A new report by the Regulatory Assistance Project (RAP) identifies regulatory strategies to cut carbon emissions and reduce coal consumption. Low-Carbon Power Sector Regulation: International Experience from Brazil, Europe, and the United States surveys power sector regulation and highlights five best practice areas for impacting emissions from the sector. These include designing an effective regulatory model, utilizing energy efficiency as a power sector resource, managing variable renewables, evolving generator dispatch, and integrating carbon-pricing policies with other emissions-reduction policies. The paper emphasizes certain issues that should be of particular interest to a Chinese audience—particularly power system operations—but also offers a broad overview of regulation in the three regions.
“The most important characteristic we found across a variety of power sector models is the need for careful attention to how regulatory decisions can help decrease emissions,” said Max Dupuy, senior associate at RAP. “The focus should be on taking advantage of international best practices to design a regulatory and market model suited to China’s needs, that meets China’s long-term emissions and environmental goals at lowest-cost and least-risk.”
The paper recognizes China’s progress in advancing energy efficiency and renewable energy, while also recommending opportunities to increase the impact of these resources. The authors suggest that integrating China’s long-standing commitment to energy conservation into a well-designed power sector plan that considers all costs and benefits of various resource options, including energy efficiency, will highlight further opportunities to displace coal plants and reduce emissions.
Integrating renewable energy into the grid is a challenge that each country examined is still struggling to overcome. Drawing from international experience, the authors include a series of steps that China could take to integrate greater amounts of renewable resources into its power grid.

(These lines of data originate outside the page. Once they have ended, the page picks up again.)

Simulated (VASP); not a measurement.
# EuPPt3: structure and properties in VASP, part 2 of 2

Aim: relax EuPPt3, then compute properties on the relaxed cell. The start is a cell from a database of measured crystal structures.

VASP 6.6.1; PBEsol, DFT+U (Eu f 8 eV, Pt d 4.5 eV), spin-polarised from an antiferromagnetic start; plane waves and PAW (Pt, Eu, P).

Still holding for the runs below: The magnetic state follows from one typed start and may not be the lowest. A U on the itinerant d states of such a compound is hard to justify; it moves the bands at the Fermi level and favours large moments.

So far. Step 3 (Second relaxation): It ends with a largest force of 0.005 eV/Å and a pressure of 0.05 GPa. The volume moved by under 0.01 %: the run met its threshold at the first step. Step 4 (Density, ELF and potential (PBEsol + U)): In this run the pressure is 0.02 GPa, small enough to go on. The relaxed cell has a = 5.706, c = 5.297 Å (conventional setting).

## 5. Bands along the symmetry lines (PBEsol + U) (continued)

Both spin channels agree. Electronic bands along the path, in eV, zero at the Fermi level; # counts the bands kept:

“China’s ‘equal shares’ approach to generator dispatch is unusual,” added Mr. Dupuy. “Moving toward a dispatch model based on variable generation costs will also help reduce power sector emissions.”
Low Carbon Power Sector Regulation: International Experience from Brazil, Europe, and the United States is a consultant’s report commissioned by the World Bank and financed by the Energy Sector Management Assistance Program (ESMAP). The findings, interpretations, and conclusions expressed in this volume do not necessarily reflect the views of the Executive Directors of The World Bank or the governments they represent. They are entirely those of the Regulatory Assistance Project.